The Los Angeles Dodgers orchestrated a campaign to get Russell Martin elected as the National League's starting All-Star catcher. The push included a rally at Dodger Stadium, promotional T-shirts and bilingual stickers emblazoned with VOT FOR RUSSELL! and VOIX POUR LE RUSSELL!, a gimmick that might have helped lift Martin past Paul Lo Duca of the New York Mets -- Martin led by 120,000 votes as of Sunday -- but certainly cut into the high school French teacher support. Of the four French words on the sticker, two were misused. Not to go all Flaubert on your derrière, but voix, as vote, works only as a noun. And to insert an article before his name and call him Le Russell implies, like the Donald, there is something pompous about a player who does not have an ounce of pretension on his 5' 10", 210-pound frame. Martin is the good-natured son of a Franco-Manitoban mother and an Anglophone Quebecer father, a bilingual 24-year-old who learned his baseball in the middle-class district of Montreal called Notre-Dame-de-Grâce. When he first heard of the clunky translation during the Dodgers' three-game series in Toronto last week, he groaned, chuckled and bolted from the dugout in search of a team official.

Martin was going -- what are les mots justes? -- to break some Balzac.

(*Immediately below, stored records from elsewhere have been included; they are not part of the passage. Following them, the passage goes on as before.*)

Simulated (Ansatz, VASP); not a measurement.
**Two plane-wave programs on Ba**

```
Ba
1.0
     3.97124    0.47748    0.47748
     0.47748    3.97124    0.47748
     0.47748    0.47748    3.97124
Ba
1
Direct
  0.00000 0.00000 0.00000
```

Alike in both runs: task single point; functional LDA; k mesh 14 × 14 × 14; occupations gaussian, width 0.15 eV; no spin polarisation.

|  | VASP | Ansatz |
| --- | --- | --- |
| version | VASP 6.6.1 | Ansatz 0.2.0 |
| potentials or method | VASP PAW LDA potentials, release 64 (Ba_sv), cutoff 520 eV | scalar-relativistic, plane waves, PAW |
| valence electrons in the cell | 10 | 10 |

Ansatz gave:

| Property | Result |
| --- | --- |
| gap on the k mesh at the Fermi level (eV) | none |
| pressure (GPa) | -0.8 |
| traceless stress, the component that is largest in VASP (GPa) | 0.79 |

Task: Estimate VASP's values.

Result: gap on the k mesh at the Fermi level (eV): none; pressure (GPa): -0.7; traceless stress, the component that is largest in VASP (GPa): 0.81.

If the campaign stickers were lost in translation (the Dodgers later corrected their French), the All-Star balloting nonetheless made clear that the baseball world has identified a new cornerstone catcher. Maybe manager Grady Little's analogy of Martin as Seabiscuit, a West Coast thoroughbred who didn't get much initial attention, was valid three weeks ago, but the presumptive All-Star turned into Northern Dancer when he was greeted by seven Canadian television outlets at a press conference before the Blue Jays' series opener.

The encomiums pour in. "The guy is an offensive player, a defensive player, a runner," Arizona Diamondbacks manager Bob Melvin says. "He's very aware at a young age of how the game is played. He'll be a multiple All-Star, in my opinion. He does everything." Colorado Rockies bench coach Jamie Quirk, a former major league catcher, says he would take Martin as the first player, even ahead of New York Mets shortstop Jose Reyes, if he were starting a team. "I'd been trying to convince the Dodgers for two years that they had a little Pudge Rodriguez on their hands," says Texas Rangers reliever Eric Gagné, the former Los Angeles closer who attended the same sport-and-study Montreal high school as Martin. "I don't know if he'll win 10 Gold Gloves, but he has a chance to become that [good]. He's got a perfect body, sets a perfect target and is really, really quiet back there. Already he's one of the best at calling games." In Martin's 192 games since joining the team in May 2006, manager Grady Little and pitching coach Rick Honeycutt have found reason to carp about pitch selection perhaps five times. "That," Little says, "speaks volumes." Martin also is a formidable offensive presence, at least by the scaled-down expectations of his grinding position. Through Sunday he had eight home runs. He also led National League catchers in hits (72), runs (42), RBIs (47), stolen bases (13), walks (28), slugging percentage (.454), on-base percentage (.359), games (71) and, presumably, names. He has five. He is, formally, Russell Nathan Coltrane Jeanson Martin.